The social world around the siblings is awash with plots of
revenge and betrayal; so many people want Soranzo (Annabella’s husband) dead
for so many different reasons that it is amazing he survives so long – though
with a servant like Vasquez looking out for him, he eludes trouble until the
final showdown. Vasquez appears to be the corruptible servant, but is
alarmingly revealed to be following his own notions of honour and loyalty, to
quite brutal effect; he is pleased at the end to be a Spaniard who has outdone
Italians in vengeance.
The play begins in an atmosphere of almost comedy as the
lovers (pace their sibling relationship) being full of youthful ardour and
beauty, the older folk doting or mercenary, the rival suitors wild, passionate
or just plain stupid. Bergetto in particular raises laughs through being the
classic twittish aristocrat with an indulgent but wiser servant, and his bloody
demise in a stabbing of mistaken identity is all the more poignant in that the
audience is jolted from treating him as a farcical distraction to realising
that a violent death for him is as disastrous as it would be for anyone.

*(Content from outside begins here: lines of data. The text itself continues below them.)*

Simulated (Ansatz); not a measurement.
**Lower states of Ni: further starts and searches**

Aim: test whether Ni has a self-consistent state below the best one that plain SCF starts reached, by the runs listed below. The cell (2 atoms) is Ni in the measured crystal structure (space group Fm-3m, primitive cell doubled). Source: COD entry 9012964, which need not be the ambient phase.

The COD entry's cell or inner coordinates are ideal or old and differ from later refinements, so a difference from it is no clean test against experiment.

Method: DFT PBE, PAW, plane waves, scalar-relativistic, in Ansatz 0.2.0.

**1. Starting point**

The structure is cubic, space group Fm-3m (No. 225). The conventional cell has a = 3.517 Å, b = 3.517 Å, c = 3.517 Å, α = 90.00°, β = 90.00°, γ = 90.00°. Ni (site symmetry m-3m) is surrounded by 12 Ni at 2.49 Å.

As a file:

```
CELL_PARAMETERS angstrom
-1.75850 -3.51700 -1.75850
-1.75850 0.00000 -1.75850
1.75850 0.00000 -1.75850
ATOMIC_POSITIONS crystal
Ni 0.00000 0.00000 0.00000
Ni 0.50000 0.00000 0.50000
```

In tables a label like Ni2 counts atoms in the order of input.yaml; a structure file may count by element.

The final scene is extremely bloody; Giovanni’s red shirt
and red trousers seem almost colourless when he arrives brandishing his
sister’s heart on his dagger, his whole front drenched with her blood and his
mind lost to vengeful madness. He and Soranzo expire even more bloodily on the
stage, their respective pools of blood needing to be mopped up before the
cathartic dance and curtain call could proceed. In fact the other two deaths by
knife-thrust (Bergetto’s and Annabella’s) were also accompanied by generous
quantities of stage blood, though the former was conducted in darkness and was
only revealed when some with lanterns responded to the cries for help uttered
by his pitiful betrothed.
Though all of this could have seemed over-exaggerated, it
was not. The intensity of the action and the bravura verse speaking, together
with the extraordinary intimacy of the theatre space in its candlelight, meant
that bloody and protractedly convulsing deaths were entirely of a piece with
the production as whole, balancing the
extremity of the emotions both amatory and vengeful on display throughout.
The cast was uniformly excellent.
Much is made of the alienating effect of the incest motif,
which makes the central love relationship hard to sympathise with. Of course it
is true that the audience cannot engage with ready sympathy (as they presumably
do with, for example, Romeo and Juliet); Giovanni’s self-justifications, which
look clever and sophisticated at first, soon pall as they become more
sophistical and self-serving, while Annabella is led to renounce the situation
after an extraordinary reproof from the Friar opens her eyes to the likelihood
of hellfire as a consequence of non-repentance. But the machinations around the
central couple are not an attractive alternative by any means; once the
buffoonish Bergetto is dispatched everything becomes even more distasteful,
with a rapacious and fundamentally unjust Cardinal thrown in for good measure.
Vasquez sees his actions as noble but we have watched him double-deal nd betray
the trust of two women to their deaths (both quite horrible) and though he
professes grief at his master’s death he is a dangerous and ultimately
uncontrollable force to be reckoned with.
The truth is that no situation in the play is either wholly
admirable or wholly despicable, though individual acts can easily enough be
placed so. This moral ambivalence is perhaps matched by the uncanny shifts of
tone, whereby we as audience seem at times to be laughing at a social comedy,
only to be appalled at some grotesque example of physical or moral brutality at
the next. To have kept and exploited these shifts so powerfully is a sure sign
of a great production.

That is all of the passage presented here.